Apparently, if we were really smart, we all would have started investing when we were 19. When I was 19, I was very busy deciding which level of Mystic Tan most suited my skin tone for the next fraternity formal. Literally, the last thing on my mind was investing for retirement.
Now, nearly a decade later, saving-and-investing seems equally necessary and impossible. And let’s be honest: sometimes it really isn’t feasible. When you’re in a particular territory of utter brokeness, sometimes it’s all you can do just to buy groceries. But what if you’re just a notch above that—still broke, but less broke? If you only have 25 or 50 dollars to put aside each month, where should you put it?
Here are three financially savvy ideas, from people who probably did study finance:
Invest it. As long as you’re doing it with money that you don’t need access to for the next few years, and you’ve done the math to make sure that the fee for buying a stock or a mutual fund doesn’t offset its benefit, making a small investment can be worthwhile.
Use it to pay off debt. Another option with a small bit of cash is to add it—$25, for example—onto your minimum monthly payment for debts you’re paying off. You can save a little over $3 for every $25 you pay off per year, which may not seem like a lot, but the sooner you’re out of debt, the sooner you can put more cash money into long-term investments.

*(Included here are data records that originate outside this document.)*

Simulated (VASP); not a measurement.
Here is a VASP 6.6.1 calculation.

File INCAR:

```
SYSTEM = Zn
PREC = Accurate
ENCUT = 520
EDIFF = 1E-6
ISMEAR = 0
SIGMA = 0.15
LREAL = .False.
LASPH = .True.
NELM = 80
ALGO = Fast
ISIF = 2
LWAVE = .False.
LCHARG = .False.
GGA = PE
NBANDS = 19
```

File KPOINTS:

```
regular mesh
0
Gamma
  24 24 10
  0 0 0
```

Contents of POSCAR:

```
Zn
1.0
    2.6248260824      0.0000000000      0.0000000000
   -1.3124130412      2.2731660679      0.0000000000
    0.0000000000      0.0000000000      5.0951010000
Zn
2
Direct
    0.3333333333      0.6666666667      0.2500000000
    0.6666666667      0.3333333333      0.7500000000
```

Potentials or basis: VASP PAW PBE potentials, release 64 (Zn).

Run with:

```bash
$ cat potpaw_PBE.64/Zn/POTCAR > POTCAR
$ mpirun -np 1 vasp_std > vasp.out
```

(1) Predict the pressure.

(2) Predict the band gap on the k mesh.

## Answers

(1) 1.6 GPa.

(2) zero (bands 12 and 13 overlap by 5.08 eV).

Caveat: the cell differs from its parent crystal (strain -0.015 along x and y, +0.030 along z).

Put it in a savings account. Maybe you don’t feel comfortable investing when you have so little extra money in the first place; what if you need it for an emergency? For some people, having money from a paycheck directly deposited into a savings account, first thing, is the best way to ensure that money is set aside, while also providing the security of knowing it’s just an online transaction away from being in your checking account if the going gets tough.